Actually, I just took my mom to the airport - which was a trigger. We live 5 minutes from the airport, and with all the traveling my W has done up until this past fall, any trip there makes me think of her - of the joy I felt whenever she arrived, and the sadness I used to feel when dropping her off - a sadness which, had I only known about THIS sadness - I would have joyfully embraced.
One of my promises to her was that as long as I lived, she'd never have to ask anyone else to take her to or get her from the airport. It's still my promise, but for now, not one she cares about.

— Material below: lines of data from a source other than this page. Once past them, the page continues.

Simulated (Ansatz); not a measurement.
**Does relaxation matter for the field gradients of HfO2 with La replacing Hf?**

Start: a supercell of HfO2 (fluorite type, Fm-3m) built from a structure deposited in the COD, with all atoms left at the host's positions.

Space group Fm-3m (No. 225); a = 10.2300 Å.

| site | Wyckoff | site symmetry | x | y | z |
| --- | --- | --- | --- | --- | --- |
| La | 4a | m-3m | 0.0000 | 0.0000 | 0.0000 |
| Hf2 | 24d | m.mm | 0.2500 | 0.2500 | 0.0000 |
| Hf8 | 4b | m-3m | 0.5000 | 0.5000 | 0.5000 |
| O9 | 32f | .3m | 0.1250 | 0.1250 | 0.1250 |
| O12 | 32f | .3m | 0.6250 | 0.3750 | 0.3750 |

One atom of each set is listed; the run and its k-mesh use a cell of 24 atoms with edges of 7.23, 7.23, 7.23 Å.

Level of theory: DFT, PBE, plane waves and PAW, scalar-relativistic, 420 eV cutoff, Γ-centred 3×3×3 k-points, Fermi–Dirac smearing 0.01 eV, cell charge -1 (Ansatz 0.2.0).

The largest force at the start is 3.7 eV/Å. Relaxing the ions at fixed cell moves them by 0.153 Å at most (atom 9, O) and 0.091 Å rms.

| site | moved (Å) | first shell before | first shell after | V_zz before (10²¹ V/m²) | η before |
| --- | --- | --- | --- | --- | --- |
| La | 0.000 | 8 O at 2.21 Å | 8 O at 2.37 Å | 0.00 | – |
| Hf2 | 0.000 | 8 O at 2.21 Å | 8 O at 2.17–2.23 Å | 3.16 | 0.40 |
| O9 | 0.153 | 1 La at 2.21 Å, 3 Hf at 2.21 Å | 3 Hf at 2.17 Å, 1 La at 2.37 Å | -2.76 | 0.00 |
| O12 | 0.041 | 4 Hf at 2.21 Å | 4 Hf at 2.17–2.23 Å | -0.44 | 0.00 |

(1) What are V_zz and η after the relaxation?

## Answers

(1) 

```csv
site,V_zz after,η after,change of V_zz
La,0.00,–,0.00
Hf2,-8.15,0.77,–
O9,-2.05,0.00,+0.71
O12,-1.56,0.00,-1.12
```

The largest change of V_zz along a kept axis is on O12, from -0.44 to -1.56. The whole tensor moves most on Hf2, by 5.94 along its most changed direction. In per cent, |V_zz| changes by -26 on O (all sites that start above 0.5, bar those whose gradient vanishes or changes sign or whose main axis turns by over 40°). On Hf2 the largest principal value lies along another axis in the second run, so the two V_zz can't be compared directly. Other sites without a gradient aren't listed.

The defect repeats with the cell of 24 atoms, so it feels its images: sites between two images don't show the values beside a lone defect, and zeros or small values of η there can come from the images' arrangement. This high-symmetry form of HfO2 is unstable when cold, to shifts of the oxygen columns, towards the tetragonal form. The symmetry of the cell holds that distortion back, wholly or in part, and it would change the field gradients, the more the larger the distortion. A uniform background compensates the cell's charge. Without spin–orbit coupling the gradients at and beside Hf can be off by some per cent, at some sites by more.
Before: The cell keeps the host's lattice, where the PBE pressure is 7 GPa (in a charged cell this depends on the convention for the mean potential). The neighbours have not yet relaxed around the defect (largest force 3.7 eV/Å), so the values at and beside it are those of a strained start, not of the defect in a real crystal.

I really hate shopping, Matt! I do have to get my son from work in a bit, and he's going to keep me company this afternoon. He's a good boy. ___________________________________________________________________
She's hosting an open house right now... if you're not in real estate, you don't know how boring these events can be - I used to go with her to some of them just to offer company. So I was wondering if she would call me while there - and she just did.
Very friendly, telling me about potential prospects, but she had to hang up when more people came in. I sent her an email this morning hinting at a financially prudent way for us to move into new living arrangements, and my gut tells me that's why she's calling, so she can get more details - though I said "let's talk about it when you get home." And who knows when that will be.
I'm not going to talk to her about it on the phone. We'll talk when she gets home. THIS is home. At least until it isn't.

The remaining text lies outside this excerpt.